Macau (MNA) – As the Japanese legislature approved a bill to allow the development and exploration of integrated resorts, financial services company Morgan Stanley believes Macau will receive greater competition in the future when it comes to attract Chinese gamers.
However the company also considered that international gaming companies and their Japanese partners could also see an upside to their valuation in anticipation of the high return on invested capital they could register in future investments in the Asian country, a scenario that already took place previously in Macau, Singapore and Philippines.
Japan’s integrated resort (IR) implementation bill was approved this Friday evening on the country’s parliament Upper House, with the decision to have ‘far reaching implications for global gaming and related companies’.

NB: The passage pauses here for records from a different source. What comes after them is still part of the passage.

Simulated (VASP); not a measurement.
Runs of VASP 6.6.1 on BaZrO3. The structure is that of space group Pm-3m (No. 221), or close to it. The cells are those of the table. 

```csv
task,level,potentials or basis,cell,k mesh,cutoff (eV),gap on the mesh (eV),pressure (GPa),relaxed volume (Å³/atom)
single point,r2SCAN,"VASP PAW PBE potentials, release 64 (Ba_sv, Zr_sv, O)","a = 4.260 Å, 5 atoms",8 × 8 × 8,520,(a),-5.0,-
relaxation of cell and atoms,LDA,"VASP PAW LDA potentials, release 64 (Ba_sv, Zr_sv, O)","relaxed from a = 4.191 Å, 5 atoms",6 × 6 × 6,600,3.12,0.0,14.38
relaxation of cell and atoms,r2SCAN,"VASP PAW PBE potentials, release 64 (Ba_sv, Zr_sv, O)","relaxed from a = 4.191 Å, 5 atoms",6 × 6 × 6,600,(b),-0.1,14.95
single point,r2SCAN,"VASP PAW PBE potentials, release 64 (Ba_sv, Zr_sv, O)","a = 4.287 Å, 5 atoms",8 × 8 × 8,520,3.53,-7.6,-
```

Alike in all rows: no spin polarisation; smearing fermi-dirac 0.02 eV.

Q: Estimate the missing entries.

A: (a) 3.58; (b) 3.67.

The approved bill implemented measures long discussed such as a revenue tax rate of around 30 per cent, a casino size limit of 3 per cent of total gaming floor area; three IR locations; and an entry fee for locals of 6,000 yen (MOP435/US$53) for locals with limited visitation frequency up to three times a week and 10 times over four weeks.
Morgan Stanley analysts also warned that two key regulations, gross floor area limit and 30 per cent tax revenue, would probably represent ‘lower returns than many expected’.
‘In the case of Osaka to make a reasonable return of 14 per cent (EBITDA/total investment) on a US$8 billion investment. Assuming 15,000 square meters of casino area, gross gaming revenue of US$4 billion, VIP and mass table yield of US$36,500 and US$8,500, respectively, are necessary. That’s much higher than Singapore,’ the company noted.
Tokyo and Osaka have long been touted as some of the most likely Japan locations where gaming resorts will be allowed to operate.
Several gaming operators with connections to Macau have already vowed to prepare investments and finding local partners for developing integrated resorts in Japan such as Galaxy Entertainment Group, Melco Resorts, junket operator Suncity Group, Wynn Resorts and the Sands Group
MGM Resorts International, have also publicly stated that its operators would be willing to make a bet on a integrated resort in the Land for the Rising Sun that would cost anywhere between 500 billion yen (US$4.53 billion/MOP36.67 billion) and one trillion yen.